Categories: Crawling, indexing & ranking :

Crawling Errors for pages that Don't Exist // Google crawling fake pages // 404 Not Found Errors ::: Auto-Response :::

Showing 1-3 of 3 messages
Crawling Errors for pages that Don't Exist // Google crawling fake pages // 404 Not Found Errors ::: Auto-Response ::: Autocrat 12/4/10 10:26 AM
Please - do Not post your questions in this topic!
------------------------------------------------------------

This is an Auto-Response for the (Very!) common question/issue about Bad/Wrong/Non-Existant URLs being Requested/Crawled by Google.
This would incldue the following;

* Google requesting URLs that don't exist
* Google requesting pages taht don't exist
* GoogleBot requesting URLs that don't exist
* GoogleBot requesting pages that don't exist
* Google reporting 404 Errors for URLs I don't have
* Google reporting 404 Errors for pages I don't have
* Why is Google crawling pages that don't exist
* Why is Google requesting pages that don't exist
* Why is Google crawling URLs that don't exist
* Why is Google requesting URLs that don't exist
* Why is GoogleBot crawling pages that don't exist
* Why is GoogleBot requesting pages that don't exist
* Why is GoogleBot crawling URLs that don't exist
* Why is GoogleBot requesting URLs that don't exist
* Where is Google getting these bad URLs from
* Where is Google getting these bad Pages from
* I don't have these pages - why is Google trying to crawl them
* I don't have these pages - why is GoogleBot trying to crawl them
* Page not found Errors - for URLs that are wrong
* Page not found Errors - for URLs that don't exist
* Page not found Errors - for pages that don't exist
* Crawling Error reported - URL doesn't exist - why is Google crawling it

etc. etc. etc.

---------------------------------------------------------------------


NOTE:

This is a "general auto-response" post.

This is Not a Topic for discussion;

It is a point of reference to save having to type the same answer repeatedly due to the sheer number of times this question is asked and is meant as an aid for people that don't seem search/read the various other posts regarding this topic.
Thank you for taking the time to read this Auto-Response.
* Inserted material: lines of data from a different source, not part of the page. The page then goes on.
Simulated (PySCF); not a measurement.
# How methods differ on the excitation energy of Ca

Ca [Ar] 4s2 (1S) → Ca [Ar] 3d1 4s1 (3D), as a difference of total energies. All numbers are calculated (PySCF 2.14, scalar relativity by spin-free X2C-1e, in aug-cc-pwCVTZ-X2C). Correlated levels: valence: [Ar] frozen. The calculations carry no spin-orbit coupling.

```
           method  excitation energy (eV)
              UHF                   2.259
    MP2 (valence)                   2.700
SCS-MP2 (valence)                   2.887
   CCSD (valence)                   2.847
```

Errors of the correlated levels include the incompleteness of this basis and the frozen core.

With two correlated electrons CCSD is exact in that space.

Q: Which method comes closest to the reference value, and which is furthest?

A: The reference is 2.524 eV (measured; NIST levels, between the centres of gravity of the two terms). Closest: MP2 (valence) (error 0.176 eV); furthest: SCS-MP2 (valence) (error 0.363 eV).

Please - do Not post your questions in this topic!

2010-12-09

Appendment  (09/12/2010):  No 404s - but the URLs are wrong/don't exist!
Re: Crawling Errors for pages that Don't Exist // Google crawling fake pages // 404 Not Found Errors ::: Auto-Response ::: Autocrat 12/4/10 10:28 AM
Please - do Not post your questions in this topic!
-----------------------------------------------------------


=============   Google Crawls   =============

Well - that's the basic principal of a web-crawler ... it crawls things.
This means that G has obtained a URL (somehow) and noted it down ... then tried to crawl it at somepoint.


=============   How does it get URLs?   =============

Primarily - from Links ... those on your site and on other sites.

Additionally, there are Sitemaps, and it may try to "extract" a URL from code such as JavaScript, Frames etc.

Further still - it may attempt to "guess" at URLs ... if G see's you ahve 20 pages in sequence (page1, page2, page3) it may go looking to see if there is a page21 and page22 etc.
It may also be looking at any Forms on your site ... as in some cases, Googlebot may use a form to explore your site.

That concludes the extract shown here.